An event led by prostitution survivors will take place next month at the Scottish Parliament, in an effort to urge the Government to criminalise paying for sex.
On December 5, Scottish Government Minister, Ash Denham MSP will meet with women who have survived prostitution at Holyrood at an event marking the 20th anniversary of Sweden’s influential ‘Sex Purchase Act.’
This Swedish criminalised paying for sex, but decriminalised selling sex, in order to tackle demand for the sex trade and support victims to access support.
MSPs, survivors and campaigners at the event – Twenty Years On: What Scotland can learn from Sweden’s ground-breaking law to tackle demand for prostitution and sex trafficking? – will urge the Scottish Government to follow Sweden’s lead by criminalising paying for sex, decriminalising selling sex and providing support and exiting services for victims of sexual exploitation.
The Scottish Government currently recognises prostitution as a form of violence against women in ‘Equally Safe’ – the Government’s national strategy for ending violence against women and girls.
Paying for sex is still legal in Scotland, however, while victims of sexual exploitation can face arrest for soliciting in a public place.
Ruth Maquire MSP, Co-convenor of the Cross-Party Group on Commercial Sexual Exploitation, said: “It’s a privilege to sponsor this important event in our Scottish Parliament and I am delighted that Minister Ash Denham will be joining us to hear directly from survivors.
“As long as our bodies are objectified, commodified and reduced to something to be bought and sold, used and traded, we won’t have equality. And, we will be failing in our promise to eliminate violence against women and girls if we don’t also address head on the single root cause of this particular form of violence – which is male demand.
“We can do this by criminalising the purchase of sexual access to womens bodies – whilst decriminalising prostituted women and providing properly resourced specialist services to help women leave.”
Diane Martin CBE, a survivor of prostitution and sex trafficking, said: “As a Scottish survivor of prostitution and sex trafficking, I am proud of my Government’s recognition of prostitution as exploitation and violence against women and girls; but now is the time to apply that understanding in a legislative and operational way.

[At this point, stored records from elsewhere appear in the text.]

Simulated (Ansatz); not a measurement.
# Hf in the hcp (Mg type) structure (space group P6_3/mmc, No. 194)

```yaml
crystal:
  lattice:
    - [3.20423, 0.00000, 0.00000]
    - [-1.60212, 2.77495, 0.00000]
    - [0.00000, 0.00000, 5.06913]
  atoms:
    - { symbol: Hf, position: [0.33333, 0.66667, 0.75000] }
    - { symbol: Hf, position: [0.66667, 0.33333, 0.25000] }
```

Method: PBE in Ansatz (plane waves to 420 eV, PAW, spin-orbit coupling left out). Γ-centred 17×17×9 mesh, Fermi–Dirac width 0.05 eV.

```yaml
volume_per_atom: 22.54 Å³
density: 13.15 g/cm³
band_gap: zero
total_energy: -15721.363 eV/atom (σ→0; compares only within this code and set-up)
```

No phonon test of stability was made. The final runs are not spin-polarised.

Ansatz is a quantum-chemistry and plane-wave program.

“We must address the realities and lived experiences of those on the receiving end of this entitled and harmful sexual exploitation.
“By decriminalising those exploited through systems of prostitution and providing exiting solutions for them – while robustly tackling gender inequality and the demand created by sex buyers, pimps and highly organised gangs through the criminal justice system – we would send an uncompromising message that in Scotland, women and girls are not for sale.”